Thursday, November 21, 2013

I Don't Have an Open Relationship

I guess it's time for me to get all worked up again.

This shit pisses me off.

Yes, on the one hand, it's good to start discourse about ethical nonmonogamy. I like that the author mentions several well-known folks who have hinted at or outright declared being nonmonogamous. We have to keep talking about it if anyone is to know it exists.

But.

The whole article talks about being in an open relationship or an open marriage. As if you still only get one relationship, and everything else is just some sort of bonus door prize.

It's still all about the idea of the couple and what they do. It's not "Will Smith has open relationships" or "Jada Pinkett-Smith has open relationships." (To be fair, they did say this of Dolly Parton, but I assume that's only because none of her partners are famous.) It seems as though none of Will's or Jada's other partners matter.

I take personal offense at this. It takes kind of a lot to offend me, so kudos are probably in order. Good job. You, Tricia Romano, managed to actually infuriate me. Enough to write a whole blog post about it, even.

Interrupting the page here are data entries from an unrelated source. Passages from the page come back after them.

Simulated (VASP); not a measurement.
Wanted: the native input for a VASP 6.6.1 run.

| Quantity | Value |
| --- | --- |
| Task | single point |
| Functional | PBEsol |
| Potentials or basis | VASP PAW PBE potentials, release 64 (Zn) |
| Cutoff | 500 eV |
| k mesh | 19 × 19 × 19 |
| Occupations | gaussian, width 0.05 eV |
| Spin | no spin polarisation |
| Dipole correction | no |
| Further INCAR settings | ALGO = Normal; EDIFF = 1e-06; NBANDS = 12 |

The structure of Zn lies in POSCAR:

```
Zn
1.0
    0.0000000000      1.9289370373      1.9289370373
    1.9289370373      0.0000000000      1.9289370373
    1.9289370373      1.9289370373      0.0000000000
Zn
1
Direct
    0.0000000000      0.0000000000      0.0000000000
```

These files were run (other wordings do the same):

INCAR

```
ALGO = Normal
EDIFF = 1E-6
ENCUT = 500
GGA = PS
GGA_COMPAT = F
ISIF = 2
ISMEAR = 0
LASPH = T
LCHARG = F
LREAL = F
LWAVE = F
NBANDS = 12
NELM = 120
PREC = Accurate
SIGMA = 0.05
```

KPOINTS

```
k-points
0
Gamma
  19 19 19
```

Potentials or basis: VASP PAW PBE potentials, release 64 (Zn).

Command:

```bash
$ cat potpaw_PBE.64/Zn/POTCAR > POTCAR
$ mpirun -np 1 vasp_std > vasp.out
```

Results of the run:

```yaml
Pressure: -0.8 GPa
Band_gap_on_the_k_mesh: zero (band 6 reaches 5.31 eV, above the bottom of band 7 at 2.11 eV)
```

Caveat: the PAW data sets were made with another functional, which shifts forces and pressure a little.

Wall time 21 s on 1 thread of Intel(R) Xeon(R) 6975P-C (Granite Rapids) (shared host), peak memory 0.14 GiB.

I'm offended because I will never be part of the "couple" who has "an open relationship." This simply isn't possible for me. The way I began having ethically nonmonogamous relationships was by meeting (and subsequently falling in love with) two truly amazing people at the same time, both of whom were already nonmonogamous and in other relationships.

Ryder is married and lives with his wife. He has another long-distance partner, and had a second long-distance partner when I met him. Rusty lives with his girlfriend and was dating another person (maybe two, depending on how you count it) when we met.

I never "opened" my relationship with someone. I didn't start a monogamous relationship and decide to see other people too. I met two amazing men and we entwined our lives together.

This, I think, is the fundamental misunderstanding many monogamous people have about the rest of us. We don't do this as couples. We're people making our own independent choices about who we share our lives with. We ensure the people we do this with are comfortable with us sharing our lives and love and beds with people other than them. We don't act as couples, we act as individuals. We make our choices based on treating each other with dignity and respect.

From a perspective like that author's, I am a hobby, a side-quest, a supporting cast member in the lives of two people in an open relationship. I am what they do on the side. I am the extra lover. I am the "whatever he wants."

No. Fuck that. I am a whole person, and I matter just as much as anyone else. As much as I would never wish my metamours (my boyfriends' other partners) would be viewed as "the other women my boyfriend dates," I don't want to be that either. None of us are "others." We are a family, intricately, complexly linked via multiple bonds of love and trust.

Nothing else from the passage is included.